Double Standards in Senator Durbin’s Office

book cover of For You, For You I am Trilling These SongsTwenty-nine-year-old Kathleen Rooney, a mid-level aide to Illinois Democratic Sen. Richard Durbin, recently published a book on her experience as a political insider in the windy city, entertainingly called For You, For You I am Trilling These Songs. Don’t you love that?

Durbin’s office certainly didn’t. Rooney was fired in early February after the staff caught wind of just how much she revealed in her series of essays. Particularly worrisome (shocker) was her explicit description of her relationship with the chief of staff. An excerpt:

Once upon a time there was a girl in unrequitable (but not unrequited) love with her boss. Every day she would dress up and every day he would compliment her on it…. He would place his hand at the base of her neck, or flick her earring, or twist a strand of her hair…. He would touch her shoulder, he would wander away. He ran the office this way — on the ragged edge of decency.

Rooney was fired, but the guy that ran the office “on the ragged edge of decency”–as she so beautifully put it–has suffered no consequences. The explanation from Durbin’s office is that Rooney “used her position for personal gain.” Okay. So maybe her contract stipulates that this sort of public disclosure isn’t allowed, and if Rooney signed it, it’s understandable that she would get canned. But you’d assume that the chief of staff also signed a contract that barred sexual harassment or other inappropriate workplace behavior, right?

Get the full scoop at the WSJ. I haven’t read this controversial little tome, but I look forward to doing so soon.
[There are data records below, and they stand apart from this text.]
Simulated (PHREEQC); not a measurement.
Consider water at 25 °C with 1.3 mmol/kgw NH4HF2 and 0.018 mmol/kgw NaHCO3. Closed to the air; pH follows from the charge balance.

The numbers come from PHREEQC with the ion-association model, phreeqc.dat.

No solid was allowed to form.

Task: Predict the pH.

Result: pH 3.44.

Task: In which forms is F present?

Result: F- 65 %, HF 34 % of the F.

UPDATE: “Joe Shoemaker, a Durbin spokesman, said he became aware of Rooney’s book when he read a review in January. He said he read it, and came away “concerned she was describing a hostile work environment” in the Chicago office. Shoemaker said Durbin then read the book. The Senate employment counsel was consulted, the Chicago chief of staff was placed on administrative leave, and an investigation by Durbin’s office was launched, Shoemaker said. Interviews with the Chicago staff showed the chief of staff had shown bad judgment with regard to Rooney, but had not harassed her or anyone else in the office. He was reinstated as an aide, but stripped of supervisory responsibilities. When asked if she was willing to stop taking notes about the office’s inner-workings, Rooney “declined and chose instead to be terminated,” Shoemaker said.”